One of the definite perks of being on the SmartBrief on Social Media's Advisory Board is that we get sneak peeks at some of their offerings.
When I got an e-mail today with a copy of their about to be released research report called The State of Social Media for Business 2010… I dove in to see nuggets I could find. (You can download the a summary report for yourself by clicking here. You can purchase the full report here.)
The chart below illustrates one of the more telling bits of data.
Of the 6,000+ executives surveyed, only 14.2% of businesses find their social-media strategies to be “very effective” – and only 7.3% consider them “very revenue generating.”
But, I suspect that as they pondered that specific question, most of them thought to themselves — "what social media strategy?"
Somehow, and perhaps it is the low to no cost of entry, organizations of all sizes have blundered into social media without any idea of why they're there, what they want to accomplish or how they're going to know if it's working.
If I said to most business owners or marketing directors — I'll give you $10,000 worth of advertising time on television and we'll produce the TV spot for free — they would not grab the camera, shoot anything they pleased and then just run the spot whenever they felt like it.
And yet businesses big and small launch a Facebook page or Twitter account just to say they have one, post random (or worse, self promotional) content on an infrequent basis and then wonder why it's not generating any traffic.
Add to that, I'm betting if you asked those respondents who say "very effective" how they defined effective, many would admit that effective = doing something. That's not effective, that's just showing up!

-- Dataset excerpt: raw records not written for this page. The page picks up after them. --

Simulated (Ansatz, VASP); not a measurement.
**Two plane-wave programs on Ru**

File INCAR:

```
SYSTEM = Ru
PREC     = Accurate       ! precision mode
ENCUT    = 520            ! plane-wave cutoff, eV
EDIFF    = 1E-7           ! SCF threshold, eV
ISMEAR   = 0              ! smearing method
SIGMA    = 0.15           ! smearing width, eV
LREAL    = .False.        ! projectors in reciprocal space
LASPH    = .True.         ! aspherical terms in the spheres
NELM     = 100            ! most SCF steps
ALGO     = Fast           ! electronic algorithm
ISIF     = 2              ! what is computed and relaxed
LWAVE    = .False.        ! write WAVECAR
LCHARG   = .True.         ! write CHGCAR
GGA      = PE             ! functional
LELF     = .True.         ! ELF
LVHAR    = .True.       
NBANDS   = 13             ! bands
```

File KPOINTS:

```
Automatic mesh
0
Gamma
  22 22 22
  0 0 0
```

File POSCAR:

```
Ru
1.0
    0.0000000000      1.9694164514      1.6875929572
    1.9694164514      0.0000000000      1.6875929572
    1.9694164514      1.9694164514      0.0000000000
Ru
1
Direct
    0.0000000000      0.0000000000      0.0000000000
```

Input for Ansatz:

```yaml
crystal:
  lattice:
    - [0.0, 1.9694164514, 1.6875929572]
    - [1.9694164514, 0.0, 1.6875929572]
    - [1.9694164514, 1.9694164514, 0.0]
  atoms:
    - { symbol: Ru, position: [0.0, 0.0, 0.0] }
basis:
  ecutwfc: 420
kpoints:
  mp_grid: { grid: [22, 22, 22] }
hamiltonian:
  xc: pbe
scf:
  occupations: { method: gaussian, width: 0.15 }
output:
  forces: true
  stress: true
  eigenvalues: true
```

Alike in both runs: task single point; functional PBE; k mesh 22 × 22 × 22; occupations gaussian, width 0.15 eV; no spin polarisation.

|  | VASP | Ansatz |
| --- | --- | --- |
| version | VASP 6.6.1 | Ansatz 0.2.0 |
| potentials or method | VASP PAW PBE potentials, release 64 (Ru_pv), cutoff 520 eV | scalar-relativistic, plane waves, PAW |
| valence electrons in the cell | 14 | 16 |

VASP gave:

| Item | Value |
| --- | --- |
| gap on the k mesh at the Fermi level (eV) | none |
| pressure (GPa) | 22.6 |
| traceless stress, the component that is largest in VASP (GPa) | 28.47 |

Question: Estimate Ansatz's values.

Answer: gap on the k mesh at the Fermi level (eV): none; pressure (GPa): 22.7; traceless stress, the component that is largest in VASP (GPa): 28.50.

I know social media is in its infancy. I know everyone is still trying to figure it out. But… the idea of having a strategy isn't new. The idea of maximizing your investment (both time and money) by integrating your efforts isn't new. The idea of looking before you leap isn't new.
If you cannot articulate your marketing strategy and then point out your social media strategy within that bigger picture… then you'll never be able to check the very effective or the very revenue generating box.